Friday, February 6, 2015

Friday Dance Party: Joel and Me

He has a few years on me (about 25) and I have a few inches on him (about 7), but still, it must be said: Joel Grey and I are practically twins. 
Joel Grey has always been on my radar, but the rest of the world sort of forgot him until last week when, at the age of 82, he came out. His popularity is unlikely to diminish due to this non-news, though I have read the obligatory whining from a few cranks who complain that he should have revealed his sexuality decades ago, at the height of his fame. My feeling is that, as long as his being closeted hurts no one, he should remain there until he feels secure enough to throw open the door.
Like most of the world, I first became aware of Grey from his Tony/Oscar winning turn(s) as the Emcee in Cabaret.  I've written several times about my fascination with this musical, and with this character, which was on my bucket list before they invented that term.  I was lucky to scratch the role off that list around 1990.
Joel Grey's Emcee, with his "Two Ladies"

My Emcee, with my "Two Ladies."  One can hardly tell us apart.
Here's Grey in the drag which opens the
second act of Cabaret.
But I had already seen Grey live onstage twice before I played the role he created.  I wrote a long while ago about seeing Joel play John Adams in 1776 in summer stock, a performance which placed that role on my bucket list as well.   

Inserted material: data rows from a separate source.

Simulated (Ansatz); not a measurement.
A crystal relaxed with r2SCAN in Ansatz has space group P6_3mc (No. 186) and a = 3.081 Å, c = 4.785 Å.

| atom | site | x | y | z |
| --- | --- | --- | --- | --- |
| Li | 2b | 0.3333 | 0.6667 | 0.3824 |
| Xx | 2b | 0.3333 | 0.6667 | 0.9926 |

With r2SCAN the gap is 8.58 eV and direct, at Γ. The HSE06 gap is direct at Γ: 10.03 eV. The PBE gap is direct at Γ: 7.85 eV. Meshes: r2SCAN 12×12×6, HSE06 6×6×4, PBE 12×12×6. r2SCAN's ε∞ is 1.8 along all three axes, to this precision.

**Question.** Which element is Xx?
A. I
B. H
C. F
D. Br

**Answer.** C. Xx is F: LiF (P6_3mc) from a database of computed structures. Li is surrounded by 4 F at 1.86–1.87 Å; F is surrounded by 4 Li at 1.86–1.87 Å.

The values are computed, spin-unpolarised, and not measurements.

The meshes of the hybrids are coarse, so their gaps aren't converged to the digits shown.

As specified in the script, my Emcee also
opened act 2 in drag. Twins, right?
After Grey's success in Cabaret, he headlined a couple of musicals which were not big hits. His 1975 flop Goodtime Charley attempted to musicalize (get this) the story of Joan of Arc, as seen through the eyes of the dauphin of France who later becomes Charles VII. Maybe this would have made an effective opera, but as a musical comedy, not so much.

Goodtime Charley must have been a
hoot. The opening number is sung by
warrior king Henry V of England and
Queen Isabella of Bavaria. And Ann
Reinking as Joan of Arc? Wow. The
production folded after a few months
when Grey left to make a movie.
Just like everybody else, I missed Grey in Goodtime Charley, but I did catch his next stinker. 

The Grand Tour concerned a Polish Jew escaping Nazi occupied France and had the bad luck to open the same season as Sweeney Todd, Best Little Whorehouse in Texas, and They're Playing Our Song. Hard to believe I chose to see Grand Tour instead of those other shows, but I was so enamored of Joel Grey back then, I did (you guessed it, I wrote a bit about seeing it here).    
At least once, I played a role before Joel did. In grad school, I played Moonface Martin in Anything Goes. Sadly, I have no pictures of that show, you'll have to take my word for it that I stole the thing. Only a few years ago, Grey played the same part in the Broadway revival starring Sutton Foster. He turned 80 years old during the run.
Joel Grey's several flops following Cabaret suggests a point I realized a while ago.  Though he certainly has the talent and the charisma to headline a show, he is most successful "in support."  Over the years he has succeeded in roles such as the Wizard in Wicked, Amos in Chicago, and the aforementioned Moonface in Anything Goes.  But when he is handed a starring role, such as in Goodtime Charley or The Grand Tour, he's less effective. This is another area in which he and I are similar.  I'm much better in support, too.
These days, the Emcee is considered the leading male role in Cabaret, but when Joel won the Tony (and then the Oscar) for it, the part was considered supporting.
This week's Dance Party illustrates the point.  We both played the title role in  George M!, which attempted to musicalize the life of showman George M. Cohan.  (Beware of any show title with an exclamation point, it usually means it's trying too hard.)  George M! was another attempt to place Joel Grey in a leading musical role, with minimal success.  It SHOULD have worked like gangbusters, as Grey was at the height of his hoofing and belting powers and was a great choice to play Cohan. But the character himself was a selfish megalomaniac who trashed his marriage while bullying his way to Broadway.  In the 1910s, he did all he could to squelch the formation of a stage actors union (the union which became Actors Equity).  Joel did his best to give this bulldozer some charm, but to little avail.  
ABC produced a 1-hour
version of George M!, which
only proved that the role was
chilly and unlikeable. Here are
Nanette Fabray and Jack
Cassidy as Cohan's parents.

And I didn't do any better.  Back in 1983, I played George M! in dinner theatre.  I could act the part fairly well, being chilly and unlikeable myself, but my singing was suspicious and my dancing was downright dreadful. Ah, well, Joel recovered from the failure of George M!, and I suppose I did too. See how we're practically twins?
Here is my George M! with my stage parents. I don't remember their names, which surely protects their reputations. My performance had nothing going for it other than a rather generalized enthusiasm.
Our Dance Party comes from the Tony Awards, as so many of them do.  The clip includes a medley of a few of the songs from George M!, which is appropriate I suppose.  The show's score contains about a dozen medleys, as the writers attempted to include about a thousand of Cohan's songs (he was nothing if not prolific).  We may roll our eyes at the Over-The-Top presentational style which Joel brings to this clip, but it demonstrates the ultimate song-and-dance man which Grey has always been.  Again, practically twins.